Monday, December 20, 2021

Day 216: Learning to Act Despite 'Not Wanting to Act'



Do I not want to write this blog? I commited a long time ago to write a blog every day, by then I wanted to write a blog every day, so it is not true that I don't want to write a blog a given day, that is the lie.

So is one day I don't want to lie, I mean if one day I don't want to write -- wait, did I not say that not wanting to write is a lie? Yes, not wanting to write is a lie. The only reason I will not write one day here is if I cannot physically do it, but since I am home and I have time, I will write today.

On commitments: If I commit to something, I should question the fact that I 'don't feel like' or 'don't want to' do it. Because it is not real. The decision was already made. In any case I should question the decision, and if the answer is that the decision is valid, then I should honour it by doing the decision.

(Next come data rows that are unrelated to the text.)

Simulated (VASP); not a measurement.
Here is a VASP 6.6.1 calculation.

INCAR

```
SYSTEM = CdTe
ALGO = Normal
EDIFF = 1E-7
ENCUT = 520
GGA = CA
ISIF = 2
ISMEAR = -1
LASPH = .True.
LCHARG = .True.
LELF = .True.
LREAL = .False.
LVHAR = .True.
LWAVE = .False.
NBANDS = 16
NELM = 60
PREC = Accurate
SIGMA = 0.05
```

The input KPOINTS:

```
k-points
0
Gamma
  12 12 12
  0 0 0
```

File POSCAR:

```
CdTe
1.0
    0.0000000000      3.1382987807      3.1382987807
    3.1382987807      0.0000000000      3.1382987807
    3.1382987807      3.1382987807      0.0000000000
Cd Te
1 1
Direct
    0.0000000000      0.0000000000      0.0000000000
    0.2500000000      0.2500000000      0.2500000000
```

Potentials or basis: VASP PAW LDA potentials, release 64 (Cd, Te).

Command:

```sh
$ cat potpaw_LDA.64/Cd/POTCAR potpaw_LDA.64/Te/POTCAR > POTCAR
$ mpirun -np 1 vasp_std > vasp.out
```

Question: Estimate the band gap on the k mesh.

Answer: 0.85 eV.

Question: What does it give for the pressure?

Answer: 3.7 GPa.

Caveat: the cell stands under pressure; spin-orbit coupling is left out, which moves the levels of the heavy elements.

I forgive myself that I have accepted and allowed myself to believe that I don't want to write.

I forgive myself that I have accepted and allowed myself to not see that resistance will be there where I have to change.

I forgive myself that I have not accepted and allowed myself to learn to act despite apparently not wanting to act.

I forgive myself that I have accepted and allowed myself to not see, realise and understand that unless I face my resistances I will not be able to accomplish my goals.

I forgive myself that I have accepted and allowed myself to not see, realise and understand that unless I support myself, no one will do it for me.

I forgive myself that I have accepted and allowed myself to not see, realise and understand that now that I can write I should write because I don't know if I will be 'possessed' into not writing later on and then it will be too late.

I forgive myself that I have accepted and allowed myself to not want to write.

I forgive myself that I have accepted and allowed myself to not see, realise and understand that unless I change, I will not change.

I forgive myself that I have accepted and allowed myself no not see, realise and understand that I will come up with every excuse to not write.

I forgive myself that I have accepted and allowed myself to underestimate the power of writing.

I forgive myself that I have not accepted and allowed myself to see that writing is my only cure.

I forgive myself that I have accepted and allowed myself to give into resistances.

I forgive myself that I have accepted and allowed myself to not see that it is in the small acts, such as writing a blog a day, that change happens.

I forgive myself that I have accepted and allowed myself to not see, realise and understand that I am alone with myself and that I should not underestimate how 'bad' it can get if I don't correct myself.

I forgive myself that I have accepted and allowed myself to not see, realise and understand that if I don't direct myself my mind will direct me for myself.

I forgive myself that I have not accepted and allowed myself to see that if I 'turn on the autopilot' I will for sure not change - as I will not do that which I resist.

When and as I see that I go into resistance to writing, I stop and I breathe, I realise that I am fine if I write. I commit myself to write a blog a day.